Field of Science

Three lessons

When you have been in graduate school for two or three years, it's a good question to ask which are the important lessons you have learnt from your time there. These are not the "lessons of life" I am talking about- they are perhaps even more important- but technical lessons which spring to your mind. In my case, three lessons strikingly come to my mind. All of them are related to work that our group has done, but also to other people's work and general thought. All of them deal with material published in the literature that is unfortunately "fiction", and articles in journals don't seem to acknowledge this fact. Here they are:

1. Oxidation states for transition metals greater than 1 (eg. Au3+, Cu2+) are fictional and non-existent (related post and references)
2. Single "average" structures derived from NMR for flexible molecules are fictional and "virtual" (related post and references)
3. 3-fluoropiperidines exist in solution almost exclusively as the axial-F conformer. (related post and references)


  1. Yeah, that first one was a good one. I even participated in that one for a bit.


  2. Yeah, and also your memorable comment that all metals in your daily experience actually exist in +0 state, which is true :)

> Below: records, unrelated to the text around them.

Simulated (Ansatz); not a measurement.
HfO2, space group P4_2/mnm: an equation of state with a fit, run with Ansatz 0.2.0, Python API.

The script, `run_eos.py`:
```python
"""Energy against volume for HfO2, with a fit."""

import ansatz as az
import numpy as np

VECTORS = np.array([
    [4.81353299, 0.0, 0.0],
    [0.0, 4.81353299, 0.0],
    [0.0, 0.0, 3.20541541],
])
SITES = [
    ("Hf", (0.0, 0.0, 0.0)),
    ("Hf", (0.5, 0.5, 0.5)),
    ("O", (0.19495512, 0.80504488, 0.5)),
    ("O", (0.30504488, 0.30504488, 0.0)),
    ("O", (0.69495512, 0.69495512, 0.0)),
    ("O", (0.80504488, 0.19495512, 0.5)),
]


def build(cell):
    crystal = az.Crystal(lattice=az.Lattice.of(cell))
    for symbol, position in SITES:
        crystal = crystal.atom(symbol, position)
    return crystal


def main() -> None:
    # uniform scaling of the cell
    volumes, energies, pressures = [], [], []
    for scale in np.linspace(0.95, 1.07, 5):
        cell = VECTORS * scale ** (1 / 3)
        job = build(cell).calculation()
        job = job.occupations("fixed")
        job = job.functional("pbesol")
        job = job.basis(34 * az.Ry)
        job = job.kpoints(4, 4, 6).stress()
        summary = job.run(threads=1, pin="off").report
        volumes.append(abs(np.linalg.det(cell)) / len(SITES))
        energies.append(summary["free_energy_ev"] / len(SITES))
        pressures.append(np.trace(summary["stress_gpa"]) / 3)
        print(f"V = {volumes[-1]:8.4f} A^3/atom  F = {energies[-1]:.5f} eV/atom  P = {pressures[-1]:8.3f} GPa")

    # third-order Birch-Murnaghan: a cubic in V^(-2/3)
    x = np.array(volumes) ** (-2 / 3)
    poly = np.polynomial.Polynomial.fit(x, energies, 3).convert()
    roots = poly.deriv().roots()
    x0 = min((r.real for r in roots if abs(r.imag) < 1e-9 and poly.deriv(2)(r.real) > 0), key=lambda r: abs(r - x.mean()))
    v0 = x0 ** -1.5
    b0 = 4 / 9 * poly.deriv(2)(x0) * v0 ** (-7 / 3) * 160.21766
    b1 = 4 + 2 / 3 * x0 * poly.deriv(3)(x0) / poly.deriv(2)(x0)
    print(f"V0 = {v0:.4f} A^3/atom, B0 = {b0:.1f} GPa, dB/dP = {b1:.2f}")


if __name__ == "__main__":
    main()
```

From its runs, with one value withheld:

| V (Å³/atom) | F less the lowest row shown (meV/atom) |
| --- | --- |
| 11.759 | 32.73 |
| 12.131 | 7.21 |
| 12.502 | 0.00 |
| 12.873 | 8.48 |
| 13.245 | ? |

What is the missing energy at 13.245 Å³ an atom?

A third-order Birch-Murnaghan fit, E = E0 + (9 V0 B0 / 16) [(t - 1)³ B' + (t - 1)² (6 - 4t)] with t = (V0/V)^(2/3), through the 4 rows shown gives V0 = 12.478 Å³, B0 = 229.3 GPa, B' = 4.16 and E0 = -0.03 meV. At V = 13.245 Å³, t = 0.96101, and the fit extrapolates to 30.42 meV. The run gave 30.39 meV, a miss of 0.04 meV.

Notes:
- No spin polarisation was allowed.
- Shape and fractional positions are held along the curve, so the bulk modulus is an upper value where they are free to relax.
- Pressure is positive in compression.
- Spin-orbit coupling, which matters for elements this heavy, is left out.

  3. Oxidation states are really about electron accountancy and it makes sense to assign these to the transition metal because that is the part of the molecule that allows the the redox chemistry. I would argue that an oxidation state is a lot less fictional than an atomic charge in that it is something that is precisely defined and can in principle be measured. I understand what you're getting at but a count of electrons is a lot better defined that most of the attempts to partition those electrons among atoms.